Animals are Christians too — aren’t they?
When there was no place among people for Mary and Joseph in Bethlehem, the animals made room for the birth of Jesus in a stable. Donkeys and horses were probably among the first to look upon the Son of God.
Isn’t it only appropriate that there be a place for them in the Kingdom of God?
I am reminded of an old farmer, Jebadiah Cross, who had worked his fields side by side with his old gray mule named Flossie for many years. When Flossie died, he called the Presbyterian preacher to come and do the funeral for his Flossie. Upon arrival, the elderly preacher stepped down from the buggy, dusted his long black overcoat, and straightened his black stovepipe hat. He prepared himself for comforting the family. He was shocked when Jebadiah led him to the barn and he discovered the dearly departed Flossie was only a mule.
He clapped that hat back on his head, said there was no way he would ever preside over a service for a mule, and high-tailed it toward his carriage.
So Jebadiah called on the new Methodist minister—just in his twenties, fresh from seminary. This was to be his first funeral. Nervously, the young man came out to visit. After discovering that Flossie was not a member of the family, he swallowed hard and broke the news that he could not do it because he was worried about how his new congregation might react.
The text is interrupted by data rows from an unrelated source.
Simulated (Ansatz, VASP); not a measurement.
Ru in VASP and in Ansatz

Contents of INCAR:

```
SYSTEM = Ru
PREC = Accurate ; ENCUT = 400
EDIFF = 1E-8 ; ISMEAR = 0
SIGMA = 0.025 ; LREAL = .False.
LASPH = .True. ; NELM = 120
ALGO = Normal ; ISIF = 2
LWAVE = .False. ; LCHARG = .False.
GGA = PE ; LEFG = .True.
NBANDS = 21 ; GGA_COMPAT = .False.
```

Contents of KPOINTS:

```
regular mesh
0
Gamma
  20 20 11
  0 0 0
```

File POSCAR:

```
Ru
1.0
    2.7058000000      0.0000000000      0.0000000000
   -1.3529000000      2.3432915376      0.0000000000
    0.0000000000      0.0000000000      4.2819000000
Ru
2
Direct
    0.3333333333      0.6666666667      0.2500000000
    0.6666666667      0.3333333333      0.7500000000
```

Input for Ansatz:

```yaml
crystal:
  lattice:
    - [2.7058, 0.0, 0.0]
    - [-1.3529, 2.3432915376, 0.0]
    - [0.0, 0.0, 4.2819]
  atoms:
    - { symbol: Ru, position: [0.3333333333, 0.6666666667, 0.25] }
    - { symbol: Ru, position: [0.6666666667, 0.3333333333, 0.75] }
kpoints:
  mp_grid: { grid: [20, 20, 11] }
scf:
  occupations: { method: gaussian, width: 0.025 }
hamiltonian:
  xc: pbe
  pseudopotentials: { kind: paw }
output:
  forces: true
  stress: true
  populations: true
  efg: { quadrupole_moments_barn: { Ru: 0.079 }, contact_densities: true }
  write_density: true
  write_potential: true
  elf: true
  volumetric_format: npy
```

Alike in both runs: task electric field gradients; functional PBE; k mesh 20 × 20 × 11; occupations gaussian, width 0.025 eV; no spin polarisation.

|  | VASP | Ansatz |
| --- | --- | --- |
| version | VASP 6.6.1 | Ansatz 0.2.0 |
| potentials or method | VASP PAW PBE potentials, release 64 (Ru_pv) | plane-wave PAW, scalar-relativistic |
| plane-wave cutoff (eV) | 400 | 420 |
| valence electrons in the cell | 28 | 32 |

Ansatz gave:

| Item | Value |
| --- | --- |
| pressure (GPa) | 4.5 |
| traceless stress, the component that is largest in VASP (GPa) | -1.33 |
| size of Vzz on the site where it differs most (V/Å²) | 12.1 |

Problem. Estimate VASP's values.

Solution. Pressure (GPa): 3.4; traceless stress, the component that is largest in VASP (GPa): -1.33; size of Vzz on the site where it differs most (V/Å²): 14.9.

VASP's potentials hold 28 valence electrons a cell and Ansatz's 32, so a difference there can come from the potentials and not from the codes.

Finally, he called a Baptist pastor. The pastor arrived in a Ford Model T. It gave a little sigh of relief when the middle-aged, well-fed preacher stepped to the ground. Again, Jebadiah led the clergy through the house and back into the barn where Flossie lay in state. The Baptist studied the situation, scratched his chin, and concurred with his fellow clergymen that he couldn’t lead a funeral service for a mule.
As the pastor headed for the barn door, Jebadiah looked down at his faithful companion, stroked her mane and said, “Well, Flossie, I guess I’ll just have to keep that $10 for the preacher.”
The Baptist pastor turned and said, “You should have told me Flossie was a Baptist.”Animals are sometimes better friends than most folks are.
Cats, dogs, fish and birds can all make differences in our lives. Some folks are cat people—I am not a cat person. Not that I have anything against them. It is just when I am around them I sneeze, itch, scratch, turn blue and eventually die. But if there is a cat anywhere to be found, nine chances out of ten it’s rubbing up against my leg like I’m its long-lost kin.
When I look at a potential date, one of my first questions is: “Do you like pets?” If they have a dog, I know that I am safe—well sort of. Some of them can leave a permanent impression. I have one of those on my right leg. Boy, old Bugar sure could bite. Ever since I was a little boy, I have been a dog person. You can do so much more with a dog. What can cats do anyway? They lay around the house and eat. That is a man’s job isn’t it? Might explain why so many women have cats instead of men. Most women probably want only one animal laying around the house anyway; at least cats don’t talk back.
But dogs, they can hunt, play Frisbee, scare off bad guys. I remember one of my first dogs when I was little, Brutis. I couldn’t have been more than three-feet tall. He was six feet tall if he was an inch—and I’m not stretching the truth one bit. He could stand on his hind legs and look my dad in his eyes. Often my dad would say after supper, “Why don’t you go out and play with Brutis.”
Play with Brutis? That dog played with me. I was like a big, squeaky toy for him. He had this little game he would play—let’s see how many times we can knock Randall to the ground. He was a good trainer; eventually I learned how to play dead. I will say this: Brutis was a cultured dog. He had the finest taste in clothing. One time he felt that I was not dressed quite right, he held me down and tore every stitch of clothes off me.
I think it was his way of saying, “My mommy dresses me funny.”
My mother did not care for his fashion advice and he was soon on his way to destination unknown. I sort of envision him on the defensive line of the Bulldogs. He sure knew how to tackle. So yes, I reckon animals are Christians too—or at least good enough Baptists to get into Heaven.
And if they’re not, well… I hope the Good Lord has a big enough barn and a preacher who’ll take the ten dollars. Because a life without dogs like Brutis—and mules like Flossie—just wouldn’t be half as much fun.